We have a Splunk cluster where we have 1400 hosts with Universal Forwarders installed. These UFs are forwarding to two intermediate Heavy Forwarders using SSL and load balancing. The hosts aren't sending a lot of data. I would guess on average 3-4kbps.
The problem we are seeing is that all of the hosts (UF) are experiencing SSL error 10054. Which basically means that the HF has dropped the connection.
09-07-2016 20:29:19.439 +0000 INFO TcpOutputProc - Connection to XX.XX.XX.XX:9997 closed. default Error in SSL_read = 10054, SSL Error = error:00000000:lib(0):func(0):reason(0)
Has anyone experienced something similar? I guess I should mention that these hosts are connected to the network through a satellite link. Which means that latency and general network connectivity could also play a part in this.
100054, means "Socket forcefully shut down by remote host"
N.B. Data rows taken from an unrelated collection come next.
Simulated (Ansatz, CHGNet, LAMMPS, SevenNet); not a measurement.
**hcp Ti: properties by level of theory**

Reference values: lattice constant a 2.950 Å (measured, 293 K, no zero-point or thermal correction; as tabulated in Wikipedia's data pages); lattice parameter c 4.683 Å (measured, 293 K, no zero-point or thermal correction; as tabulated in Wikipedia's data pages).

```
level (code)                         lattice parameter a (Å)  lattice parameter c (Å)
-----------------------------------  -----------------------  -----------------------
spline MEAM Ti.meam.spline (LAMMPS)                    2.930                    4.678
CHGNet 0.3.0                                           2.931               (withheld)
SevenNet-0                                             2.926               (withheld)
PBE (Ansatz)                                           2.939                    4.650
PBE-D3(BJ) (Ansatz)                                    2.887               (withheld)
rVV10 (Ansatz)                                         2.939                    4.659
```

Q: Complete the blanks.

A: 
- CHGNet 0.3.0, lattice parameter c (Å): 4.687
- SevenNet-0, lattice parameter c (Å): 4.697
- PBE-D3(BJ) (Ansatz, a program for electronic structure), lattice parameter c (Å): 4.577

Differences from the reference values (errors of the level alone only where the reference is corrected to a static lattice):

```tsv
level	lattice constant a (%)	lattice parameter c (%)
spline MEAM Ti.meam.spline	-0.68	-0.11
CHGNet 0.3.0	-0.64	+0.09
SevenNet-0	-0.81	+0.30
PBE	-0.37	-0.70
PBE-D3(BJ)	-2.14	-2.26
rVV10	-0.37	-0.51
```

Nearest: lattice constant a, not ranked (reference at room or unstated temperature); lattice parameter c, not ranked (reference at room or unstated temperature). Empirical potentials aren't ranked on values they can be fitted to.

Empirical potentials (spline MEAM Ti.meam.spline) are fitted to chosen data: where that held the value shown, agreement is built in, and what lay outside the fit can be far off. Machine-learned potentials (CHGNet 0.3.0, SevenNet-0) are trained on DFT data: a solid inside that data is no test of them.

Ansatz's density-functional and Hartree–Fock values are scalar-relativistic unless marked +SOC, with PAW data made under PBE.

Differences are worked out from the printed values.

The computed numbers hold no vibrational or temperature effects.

I've a similar error message on some UFs and it looks like this is du to a network problem (ie a very short network cut that would force the TCP session to be reset (because of network unreachable returning to host for example that would immediately break the session)
but it is a generic network error so that's not the only possibility.
Were you ever able to resolve this issue? I've got three UFs on a fairly high latency connection that report this error on a regular basis. I've implemented bandwidth restriction using limits.conf but still see the error logged.